Text-Line Detection
Opened this issue · 6 comments
@mayank-git-hub How can I train a text-line detection model?
Can you add documentation of training a text-line detection model.
How can I train a text-line detection model?
I believe training a text-line detection model using CRAFT would be a bad idea. The affinity heat-map would need to extend from a end character of one word to the start character of another word which maybe difficult for the model(Considering the SynthText dataset in which two words are sometimes in the same line but quite far away, if the dataset has less spacing between words then CRAFT might be a good choice) (Remember - Everything I just said is a hypothesis).
If you really need to try, you would need to make very small changes to the code(only dataloader) to make the detector work as a text-line detector instead of a text-word detector. You will need to change the affinity to not only being drawn between two characters of a single words but all the characters which are in the same line. No changes required to the character heatmap generation.
One other way can be(using a word-detector model), I have tried this out and this works, Use DBSCAN for clustering the paragraphs first in the image, use angle, and the co-ordinates of the bbox to cluster. Then using the average angle of each paragraph, do a perspective transform to make the paragraph horizontal, then do a clustering(k-means or DBSCAN) on all the bbox y co-ordinates. You will get all the words which belong to the same line.
Commenting
I am in the process of making the weak-supervision training part of the code. As soon as that part of the code starts working I am going to spend time on making the code readable and document it.
Sorry for the delay!
@mayank-git-hub hmmm....
When testing https://demo.ocr.clova.ai which is CRAFT-based, I used this image, it detected the lines.
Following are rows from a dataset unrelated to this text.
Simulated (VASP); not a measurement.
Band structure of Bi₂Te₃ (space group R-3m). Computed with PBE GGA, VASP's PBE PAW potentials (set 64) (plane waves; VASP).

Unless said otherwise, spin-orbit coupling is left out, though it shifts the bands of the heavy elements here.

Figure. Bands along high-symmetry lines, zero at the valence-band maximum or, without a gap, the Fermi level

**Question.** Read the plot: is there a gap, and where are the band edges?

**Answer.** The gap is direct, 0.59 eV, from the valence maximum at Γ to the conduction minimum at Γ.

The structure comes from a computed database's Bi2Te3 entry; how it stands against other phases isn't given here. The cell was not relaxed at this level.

My initial idea was to use something like this example, will it work out-of-the-box?
Note:
I hope that you include the options of:
- Predicting multiple images in a folder.
--input_folder
- To extract the detected boxes.
Also, can you share more information on the training-data, because the files that you posted in #2 have a structure of:
.
├── image.png
├── pred_affinity.png
├── pred_affinity_thresh.png
├── pred_characters.png
├── pred_characters_thresh.png
├── target_affinity.png
└── target_characters.png
My goal is to create a text-line detection model, can't I use the structure of image & single label?
Or will it be a nightmare to create the groundtruth?
Also, can you share more information on the training-data, because the files that you posted in #2 have a structure of:
. ├── image.png ├── pred_affinity.png ├── pred_affinity_thresh.png ├── pred_characters.png ├── pred_characters_thresh.png ├── target_affinity.png └── target_characters.png
My goal is to create a text-line detection model, will it be a nightmare to create the groundtruth?
This structure is for generating the examples in between training. Not the way the dataset was stored.
To create text-line detection model using craft would require a bbox corresponding to each sentence and the text written inside it. That should allow you to train a model using weak supervision which detects text-line
I will also document how to train your a model on your own dataset using the above pipeline once I am done with Weak Supervision part of CRAFT.
@mayank-git-hub hmmm....
When testing https://demo.ocr.clova.ai which is CRAFT-based, I used this image, it detected the lines.
My initial idea was to use something like this example, will it work out-of-the-box?
Note:
I hope that you include the options of:* Predicting multiple images in a folder. `--input_folder` * To **extract** the detected boxes.
In the first image, the model is detecting not text-lines but text words as the below lines might have been treated as single word in the dataset. If it was detecting lines then TSUKI W^Z^ should have been in the same line. You would need 4 co-ordinates corresponding to each sentence, and I cannot tell you if it will work out of the box but I don't think there is any reason it should not considering the space between two words is very small in your sample.
Note:
Would surely add the predict_multiple option once the weak supervision part of the code has been done. Would also return the output of word-bbox instead of character bbox. I am trying to build this as fast as possible.
You can use the predict multiple option now -
python main.py train_synth --mode=synthesize --model=/path/to/model --folder=/path/to/images
I have updated the ReadMe.md file as well.
Have commented the code as well.
Will add the predict line functionality instead of word-bbox as well once the weak-supervision part has been stabilized.